Database objects in Azure Databricks
Azure Databricks uses two primary securable objects to store and access data.
- Tables govern access to tabular data.
- Volumes govern access to non-tabular data.
This article describes how these database objects relate to catalogs, schemas, views, and other database objects in Azure Databricks. This article also provides a high-level introduction to how database objects work in the context of the overall platform architecture.
What are database objects in Azure Databricks?
Database objects are entities that help you organize, access, and govern data. Azure Databricks uses a three-tier hierarchy to organize database objects:
- Catalog: The top level container, contains schemas. See What are catalogs in Azure Databricks?.
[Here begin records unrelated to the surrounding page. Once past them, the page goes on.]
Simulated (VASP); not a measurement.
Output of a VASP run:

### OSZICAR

- Schema or database: Contains data objects. See What are schemas in Azure Databricks?.
- Data objects that can be contained in a schema:
- Volume: a logical volume of non-tabular data in cloud object storage. See What are Unity Catalog volumes?.
- Table: a collection of data organized by rows and columns. See What is a table?.
- View: a saved query against one or more tables. See What is a view?.
- Function: saved logic that returns a scalar value or set of rows. See User-defined functions (UDFs) in Unity Catalog.
- Model: a machine learning model packaged with MLflow. See Manage model lifecycle in Unity Catalog.
Catalogs are registered in a metastore that is managed at the account level. Only admins interact directly with the metastore. See Metastores.
Azure Databricks provides additional assets for working with data, all of which are governable using workspace-level access controls or Unity Catalog, the Databricks data governance solution:
- Workspace-level data assets, like notebooks, jobs, and queries.
- Unity Catalog securable objects like storage credentials and Delta Sharing shares, which primarily control access to storage or secure sharing.
For more information, see Database objects vs. workspace securable data assets and Unity Catalog securable credentials and infrastructure.
Managing access to database objects using Unity Catalog
You can grant and revoke access to database objects at any level in the hierarchy, including the metastore itself. Access to an object implicitly grants the same access to all children of that object, unless access is revoked.
You can use typical ANSI SQL commands to grant and revoke access to objects in Unity Catalog. You can also use Catalog Explorer for UI-driven management of data object privileges.
For more information about securing objects in Unity Catalog, see Securable objects in Unity Catalog.
Default object permissions in Unity Catalog
Depending on how your workspace was created and enabled for Unity Catalog, your users may have default permissions on automatically provisioned catalogs, including either the main
catalog or the workspace catalog (<workspace-name>
). For more information, see Default user privileges.
If your workspace was enabled for Unity Catalog manually, it includes a default schema named default
in the main
catalog that is accessible to all users in your workspace. If your workspace was enabled for Unity Catalog automatically and includes a <workspace-name>
catalog, that catalog contains a schema named default
that is accessible to all users in your workspace.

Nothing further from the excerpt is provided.